Amazon.co.uk Review
Set it next to the similar Middle-East intrigue of
Syriana, and
Body of Lies is easy to follow, in fact, this movie's plot is amazingly straightforward for an espionage flick. Leonardo DiCaprio is the CIA agent on the ground, an Arabic-speaking chameleon who believes in forging personal relationships based on trust and professionalism. Russell Crowe is his supervisor, a meddler who makes up the rules as he goes along and is more than willing to trade long-term benefits for a short-term "win". While working on a case in Jordan, DiCaprio gets a modest flirtation going with a nurse (Golshifteh Farahani), although his most intense relationship is with a Jordanian intelligence chief (great role for Mark Strong) who takes a wary view of the CIA's activities. Ridley Scott directs as though weary of all the fuss, and his merriment in Crowe's breezy sociopath gives the movie a rather strange aftertaste. It gets the job done, although after it's over you might find yourself craving the head-scratching complications of
Syriana. --
Robert Horton
DVD Description
Roger Ferris (Leonardo DiCaprio) is the best man US intelligence has on the ground, in places where human life is worth no more than the information it can get you. In operations that take him around the globe, Ferris' next breath often depends on the voice at the end of a secure phone-line - CIA veteran Ed Hoffman (Russell Crowe).

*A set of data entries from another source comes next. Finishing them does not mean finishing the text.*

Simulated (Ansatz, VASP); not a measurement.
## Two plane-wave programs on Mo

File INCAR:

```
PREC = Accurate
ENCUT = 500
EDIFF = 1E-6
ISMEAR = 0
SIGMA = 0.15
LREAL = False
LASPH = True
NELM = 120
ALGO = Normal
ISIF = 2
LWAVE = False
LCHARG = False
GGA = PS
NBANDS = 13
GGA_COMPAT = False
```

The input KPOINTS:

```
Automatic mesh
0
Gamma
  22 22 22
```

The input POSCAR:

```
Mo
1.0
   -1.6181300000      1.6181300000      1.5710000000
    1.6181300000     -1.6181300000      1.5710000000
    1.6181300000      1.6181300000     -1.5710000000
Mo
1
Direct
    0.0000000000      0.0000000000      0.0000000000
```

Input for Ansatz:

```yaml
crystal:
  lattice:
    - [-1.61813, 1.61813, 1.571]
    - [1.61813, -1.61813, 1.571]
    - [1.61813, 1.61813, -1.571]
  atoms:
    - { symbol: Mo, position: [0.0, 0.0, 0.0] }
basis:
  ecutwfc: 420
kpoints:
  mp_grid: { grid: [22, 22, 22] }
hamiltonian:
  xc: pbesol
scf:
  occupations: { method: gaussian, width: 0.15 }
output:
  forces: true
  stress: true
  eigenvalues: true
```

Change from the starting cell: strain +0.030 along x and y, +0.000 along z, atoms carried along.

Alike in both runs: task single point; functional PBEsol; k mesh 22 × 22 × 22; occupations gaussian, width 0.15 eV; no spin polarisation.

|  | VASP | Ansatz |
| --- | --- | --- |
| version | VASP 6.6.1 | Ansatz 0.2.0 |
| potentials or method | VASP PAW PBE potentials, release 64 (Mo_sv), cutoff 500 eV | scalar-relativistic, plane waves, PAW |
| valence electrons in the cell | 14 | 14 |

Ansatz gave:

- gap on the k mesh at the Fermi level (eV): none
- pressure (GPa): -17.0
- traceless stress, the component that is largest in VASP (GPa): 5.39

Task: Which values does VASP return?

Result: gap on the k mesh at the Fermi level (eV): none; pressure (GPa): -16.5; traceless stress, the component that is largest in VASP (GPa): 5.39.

Waging war from a laptop in the suburbs, Hoffman is on the trail of an emerging terrorist leader who has orchestrated a campaign of bombings while eluding the most sophisticated intelligence network in the world. To lure the terrorist out into the open, Ferris will have to penetrate his murky world. But the closer he gets to the target, the more he discovers that trust is both a dangerous commodity and the only thing that will get him out alive...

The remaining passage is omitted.